We need to clone the BERT repo first:
git clone https://github.com/google-research/bert.git
We did split our huge training corpus into smaller shards (1G per shard):
split -C 1G tr_final tr-
Then we move all shards into a separate folder:
mkdir cased_shards
mv tr-* cased_shards
The preprocessing step for each step will approx. consume 50-60GB of RAM and will
take 4-5 hours (depending on your machine). If you have a high memory machine,
you can parallelize this step using awesome xargs
magic ;)
You can set the number of parallel processes with:
export NUM_PROC=5
Then you can start the preprocessing with:
cd bert # go to the BERT repo
find ../cased_shards -type f | xargs -I% -P $NUM_PROC -n 1 \
python3 create_pretraining_data.py --input_file % --output_file %.tfrecord \
--vocab_file ../cased-vocab.txt --do_lower_case=False -max_seq_length=512 \
--max_predictions_per_seq=75 --masked_lm_prob=0.15 --random_seed=12345 \
--dupe_factor=5
So in this example we use 5 parallel processes. Furthermore, we use a sequence length of 512. You could start with a sequence length of 128, train the model for a few steps and then fine-tune the model with a sequence length of 512.
The steps for the uncased model are pretty much identical to the steps for the cased model.
However, we need to lowercase the training corpus first. In this example we use GNU AWK to lowercase the corpus. On Debian/Ubuntu please make sure that you've installed GNU AWK with:
sudo apt install gawk
Then the corpus can be lowercased with:
cat tr_final | gawk '{print tolower($0);}' > tr_final.lower
We split the lowercased corpus into 1G shards with:
split -C 1G tr_final.lower tr-
and move the shards into a separate folder:
mkdir uncased_shards
mv tr-* uncased_shards/
The number of parallel processes can be configured with:
export NUM_PROC=5
Then you can start the preprocessing with:
cd bert # go to the BERT repo
find ../uncased_shards -type f | xargs -I% -P $NUM_PROC -n 1 \
python3 create_pretraining_data.py --input_file % --output_file %.tfrecord \
--vocab_file ../uncased-vocab.txt --do_lower_case=True -max_seq_length=512 \
--max_predictions_per_seq=75 --masked_lm_prob=0.15 --random_seed=12345 \
--dupe_factor=5
Please make sure, that you use --do_lower_case=True
and the lowercased vocab!
The previously created TFRecords are copied into a separate folder:
mkdir cased_tfrecords uncased_tfrecords
mv cased_shards/*.tfrecord cased_tfrecords
mv uncased_shards/*.tfrecord uncased_tfrecords
Then this folder can be uploaded to a Google Storage Bucket using the gsutil
command:
gsutil -m -o GSUtil:parallel_composite_upload_threshold=150M cp -r cased_tfrecords gs://trbert
gsutil -m -o GSUtil:parallel_composite_upload_threshold=150M cp -r uncased_tfrecords gs://trbert
Notice: You must create a Google Storage Bucket first. Please also make
sure that the service user (e.g. service-<id>@cloud-tpu.iam.gserviceaccount.com
)
has "Storage Administrator" permissions in order to write files to the bucket.

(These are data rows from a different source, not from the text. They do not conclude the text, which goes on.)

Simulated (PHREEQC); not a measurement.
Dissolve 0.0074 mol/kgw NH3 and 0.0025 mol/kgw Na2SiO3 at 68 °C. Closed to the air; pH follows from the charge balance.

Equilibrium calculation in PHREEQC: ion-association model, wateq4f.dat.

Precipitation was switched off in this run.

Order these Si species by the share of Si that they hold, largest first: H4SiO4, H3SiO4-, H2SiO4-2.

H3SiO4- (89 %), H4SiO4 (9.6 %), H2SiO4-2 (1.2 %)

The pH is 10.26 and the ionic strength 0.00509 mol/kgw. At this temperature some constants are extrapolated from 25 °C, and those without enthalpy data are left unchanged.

We use a v3-8 TPU from the Google's TensorFlow Research Cloud (TFRC). A TPU instance can be created with:
gcloud compute tpus create bert --zone=<zone> --accelerator-type=v3-8 \
--network=default --range=192.168.1.0/29 --version=1.15
Another TPU is created for the training the uncased model:
gcloud compute tpus create bert-2 --zone=<zone> --accelerator-type=v3-8 \
--network=default --range=192.168.2.0/29 --version=1.15
Please make sure, that you've set the correct --zone
to avoid extra costs.
The following command is used to create a Google Cloud VM:
gcloud compute instances create bert --zone=<zone> --machine-type=n1-standard-2 \
--image-project=ml-images --image-family=tf-1-15 --scopes=cloud-platform
Just ssh into the previously created VM and open a tmux
session:
gcloud compute ssh bert
# First login: takes a bit of time...
tmux
Clone the BERT repository (first time) and go to the BERT repo:
git clone https://github.com/google-research/bert.git
cd bert
The pretraining scripts needs a json-based configuration file with the correct vocab size. We just use the original BERT base configuration file from the Transformers library and adjusted the vocab size (32000 in our case):
{
"attention_probs_dropout_prob": 0.1,
"hidden_act": "gelu",
"hidden_dropout_prob": 0.1,
"hidden_size": 768,
"initializer_range": 0.02,
"intermediate_size": 3072,
"max_position_embeddings": 512,
"num_attention_heads": 12,
"num_hidden_layers": 12,
"type_vocab_size": 2,
"vocab_size": 32000
}
Store this configuration file to config.json
in the bert
repo folder.
Then the pretraining command can be run to train a BERT model from scratch:
python3 run_pretraining.py --input_file=gs://trbert/cased_tfrecords/*.tfrecord \
--output_dir=gs://trbert/bert-base-turkish-cased --bert_config_file=config.json \
--max_seq_length=512 --max_predictions_per_seq=75 --do_train=True \
--train_batch_size=128 --num_train_steps=3000000 --learning_rate=1e-4 \
--save_checkpoints_steps=100000 --keep_checkpoint_max=20 --use_tpu=True \
--tpu_name=bert --num_tpu_cores=8
To train the uncased model, just create a new tmux session window and run the pretraining command for the uncased model:
python3 run_pretraining.py --input_file=gs://trbert/uncased_tfrecords/*.tfrecord \
--output_dir=gs://trbert/bert-base-turkish-uncased --bert_config_file=config.json \
--max_seq_length=512 --max_predictions_per_seq=75 --do_train=True \
--train_batch_size=128 --num_train_steps=3000000 --learning_rate=1e-4 \
--save_checkpoints_steps=100000 --keep_checkpoint_max=20 --use_tpu=True \
--tpu_name=bert-2 --num_tpu_cores=8
This will train cased and uncased models for 3M steps. Checkpoints are saved after 100k steps. The last 20 checkpoints will be kept.
Notice: Due to a training command mistake, the uncased model was only trained for 2M steps.
Both cased and uncased models with a vocab size of 128k were trained for 2M steps.